Folio: (Konrad Bauer/Walter Baum 1956): Grotesque forms have been beaten
against the shoreline of typography ever since their invention in 1816, but it was
not until the 3rd wave that they washed away their competition. The first wave came
in the 19th century when their simple construction and sturdy stroking allowed those
primitive forefathers to withstand the rough printing conditions of the early
“machine age” and their heavy features also allowed them to attract the rough and
ready attention necessary for advertising during its infancy. Despite being denigrated
for their formal crudity, they became a staple diet to the emerging marketing culture
by the middle of that century, but insofar as that first wave struck during the dark
hours of typography and did not sink into the typographic water table, their usefulness
was washed away as the tides of early industry receded into history.
With the technical
advancement of industrial printing, those makeshift grotesques were transformed
essentially into white letters. The overwhelming success of Berthold Foundry’s Akzidenz
Grotesk in 1898 caused the Stempel Foundry to release Reform Grotesk in 1903, American
Type Founders to release Alternate Gothic in 1903, Franklin Gothic in 1905, and
News Gothic in 1908, and the Bauer Foundry to release Venus in 1907, enabling this
second wave to establish a cultural beachhead on the shores of typography. In the
1920’s and 30’s, under the ideological influence of the Bauhaus for geometric sans
serifs, the grotesques retreated into a period of retrenchment, but as they
sustained their beachhead, that retrenchment allowed them to gather strength until
the next strike after World War II. When the tide turned again and young designers
reacted against geometric sans, they reverted back to those second generation grotesques
that never washed back to sea. It began with the reactivation of Akzidenz Grotesk
(under its new name Standard, Venus, and Franklin Gothic, serving as a temporary
measure, while the real storm gathered strength, battering ashore almost simultaneously
in 1957.
The first to pound ashore was Folio from the Bauer Foundry of Germany,
followed by Neue Haas Grotesk (better known as Helvetica) from the Haas’sche Foundry
of Switzerland, Universe from the Deberny and Peignot Foundry of France, Mecator
from the Typefoundry Amsterdam, and a year later by Recta from the Nebiolo Foundry
of Italy. The least known of the big three was Folio because its storm-track remained
too close to that of Akzidenz Grotesk. While Folio’s capitals are the size of Helvetica
and Universe, its x-height, ascender height, and descender depth are virtually identical
to those of Akzidenz Grotesk. As a result Folio does not have the harmonious capital
to lowercase proportions that underscored the systematic regularity of Helvetica
or Universe. Additionally, while Helvetica and Universe both have stronger strokes
than Akzidenz Grotesk, the stroke of Folio Light is thinner. Those similarities
to Akzidenz Grotesk exposed that its designers had failed to grasp that the resurgence
of the second-generation grotesques were mere interim placeholders for the arrival
of the real storm. Consequently its backwards look placed Folio out of synch with
the post-war international business climate, and the cultural needs of the media
age that followed.
Beyond the fact that the Bauhaus ideology was antithetical to
the age of anonymity, the move away from geometric sans was also because the circular
forms of geometric sans prohibited the post-war taste for tighter letter fit. While
the shapes of the lowercase “o” and the roundels of Folio are more typical of grotesque
forms in the medium weight, they begin to look circular in the light weight variant.

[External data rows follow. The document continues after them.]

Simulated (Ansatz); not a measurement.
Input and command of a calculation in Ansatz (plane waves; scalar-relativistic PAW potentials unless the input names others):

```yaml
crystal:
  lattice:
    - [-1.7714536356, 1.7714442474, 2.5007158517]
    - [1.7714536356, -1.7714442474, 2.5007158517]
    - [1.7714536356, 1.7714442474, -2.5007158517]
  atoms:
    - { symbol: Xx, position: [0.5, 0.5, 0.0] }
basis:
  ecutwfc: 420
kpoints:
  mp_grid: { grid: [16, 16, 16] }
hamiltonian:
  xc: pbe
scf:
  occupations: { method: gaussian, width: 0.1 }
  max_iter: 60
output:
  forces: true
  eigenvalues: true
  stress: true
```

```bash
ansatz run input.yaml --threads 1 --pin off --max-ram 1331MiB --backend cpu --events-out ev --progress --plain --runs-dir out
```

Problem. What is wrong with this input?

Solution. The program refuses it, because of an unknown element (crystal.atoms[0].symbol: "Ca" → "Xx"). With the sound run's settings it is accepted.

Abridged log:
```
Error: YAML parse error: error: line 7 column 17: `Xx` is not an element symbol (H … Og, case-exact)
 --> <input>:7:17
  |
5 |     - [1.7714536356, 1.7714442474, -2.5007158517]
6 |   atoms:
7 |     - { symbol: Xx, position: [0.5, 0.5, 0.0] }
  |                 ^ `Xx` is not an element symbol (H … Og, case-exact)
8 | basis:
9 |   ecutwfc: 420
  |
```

More puzzling still, is that while the lowercase letters of the medium weight are
not circular, their capitals “O, and Q” are more circular than their light weight
counterparts. That not only means those letters retained the residual kinship to
those of the geometric sans, but the inexplicable flip-flop between the capital
and lowercase letters of the two weights means the lack of systematic consistency
between the weights. Those inconsistencies derail Folio from the post-war drive
toward modularity. The extreme thinning of the curve strokes at the joints with
the stem make the roundels look almost distorted. Note also how the shoulders of
the lowercase “a, c, e, h, and s” are slightly flatten, while those curves are quite
steep in the “b, d, m, p, and q”. Those asymmetries add to the irregularities that
make Folio seem all the less like one of the Swiss boys. Note in particular, how
the idiosyncratic and almost twisted shape of its lowercase “a” does not have the
structural rigor of Helvetica or Universe. Indeed, the contrast of the Medium weight
is extreme enough as to skew the counter shapes to one side. Not only does Folio
Light resemble Akzidenz Grotesk, but the asymmetry and irregularities of Folio Medium
gives it that antique quality to make it feel akin to Franklin Gothic, the uniquely
American second-generation grotesque.
Since Folio did not offer as much differentiation
from Akzidenz Grotesk or Franklin Gothic, its storm track did not lean forward as
it struck shore. While it did make an important contribution to the post-war surge
back to the Neo-grotesque form, it was neither as successful in the market, nor
did it have the sort of aesthetic impact as the Swiss boys. As a consequence, while
Helvetica and Universe gave voice to the international storm surge that was to transform
the typographic landscape, Folio is closer to the revisionist second strike of Standard
and Venus prior to the real strike that washed ashore. Following so close to the
storm track of Akzidenz Grotesk, Folio did not have the wind speed of the famous
Helvetica/Universe tandem strike that would blow away the past necessary to provide
the clearing for the foothold and reconstruction of the future. Nonetheless, not
only is Folio a decent face that offers the sensitive voice capable of bridging
the gap between the generations, but as the first to strike ashore, it opened the
path for the new grotesque transformation to follow.